[DOCS] softmax tutorial fixup (#198)

2021-08-11 17:35:00 -07:00
parent 83da7065da
commit 398d4b4aeb
1 changed files with 8 additions and 9 deletions
--- a/python/tutorials/02-fused-softmax.py
+++ b/python/tutorials/02-fused-softmax.py
@@ -28,25 +28,25 @@ def naive_softmax(x):
    """
    # read  MN elements ; write M  elements
    x_max = x.max(dim=1)[0]
-    # read 2MN elements ; write MN elements
+    # read MN + M elements ; write MN elements
    z = x - x_max[:, None]
    # read  MN elements ; write MN elements
    numerator = torch.exp(z)
    # read  MN elements ; write M  elements
    denominator = numerator.sum(dim=1)
-    # read 2MN elements ; write MN elements
+    # read MN + M elements ; write MN elements
    ret = numerator / denominator[:, None]
-    # in total: read 7MN elements ; wrote 3MN + 2M elements
+    # in total: read 5MN + 2M elements ; wrote 3MN + 2M elements
    return ret


 # %%
 # When implemented naively in PyTorch, computing :code:`y = naive_softmax(x)` for :math:`x \in R^{M \times N}`
-# requires reading :math:`7MN` elements from DRAM and writing back :math:`3MN + 2M` elements.
+# requires reading :math:`5MN + 2M` elements from DRAM and writing back :math:`3MN + 2M` elements.
 # This is obviously wasteful; we'd prefer to have a custom "fused" kernel that only reads
 # X once and does all the necessary computations on-chip.
 # Doing so would require reading and writing back only :math:`MN` bytes, so we could
-# expect a theoretical speed-up of ~5x (i.e., :math:`(10MN + 2M) / 2MN`).
+# expect a theoretical speed-up of ~4x (i.e., :math:`(8MN + 4M) / 2MN`).
 # The `torch.jit.script` flags aims to perform this kind of "kernel fusion" automatically
 # but, as we will see later, it is still far from ideal.

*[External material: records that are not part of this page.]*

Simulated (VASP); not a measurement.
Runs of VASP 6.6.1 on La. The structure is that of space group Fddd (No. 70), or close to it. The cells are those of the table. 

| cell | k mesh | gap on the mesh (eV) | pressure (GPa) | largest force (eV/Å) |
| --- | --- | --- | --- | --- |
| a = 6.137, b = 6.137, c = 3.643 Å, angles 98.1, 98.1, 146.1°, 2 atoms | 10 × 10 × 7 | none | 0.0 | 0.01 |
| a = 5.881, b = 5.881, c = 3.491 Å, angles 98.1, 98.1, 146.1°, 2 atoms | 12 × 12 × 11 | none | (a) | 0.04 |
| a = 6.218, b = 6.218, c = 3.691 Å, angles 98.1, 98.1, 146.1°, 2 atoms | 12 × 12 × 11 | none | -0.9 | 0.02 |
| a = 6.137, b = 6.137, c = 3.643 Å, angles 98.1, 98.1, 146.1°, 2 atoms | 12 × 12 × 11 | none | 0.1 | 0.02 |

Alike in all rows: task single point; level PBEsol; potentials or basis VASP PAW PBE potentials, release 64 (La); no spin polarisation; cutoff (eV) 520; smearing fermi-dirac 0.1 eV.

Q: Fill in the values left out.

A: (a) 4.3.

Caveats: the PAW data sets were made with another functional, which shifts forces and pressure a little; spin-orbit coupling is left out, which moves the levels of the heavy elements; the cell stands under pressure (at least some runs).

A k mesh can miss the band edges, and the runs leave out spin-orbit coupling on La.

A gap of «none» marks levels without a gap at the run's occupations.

@@ -200,7 +200,6 @@ benchmark.run(show_plots=True, print_data=True)
 # %%
 # In the above plot, we can see that:
 #
-#  - Triton is 2-3x faster than the Torch JIT.
-#  - Triton is even faster than :code:`torch.softmax`. My guess from looking at the source-code of the `PyTorch kernel <https://github.com/pytorch/pytorch/blob/9409a3a39b7149bb2d833a89e0c944109bef7c27/caffe2/operators/softmax_ops.cu#L240>`_ is that PyTorch only partially fuses the computation of the softmax.
-#    This means that -- when temporary data is too large to fit entirely in the GPU's cache -- it transfers almost twice the amount of memory necessary.
-#    Note that our Triton kernel is not only faster than PyTorch's CUDA kernel, it is also **easier to read, understand and maintain**.
+#  - Triton is 4x faster than the Torch JIT. This confirms our suspicions that the Torch JIT does not do any fusion here.
+#  - Triton is noticeably faster than :code:`torch.softmax` -- in addition to being **easier to read, understand and maintain**. 
+#    Note however that the PyTorch `softmax` operation is more general and will works on tensors of any shape.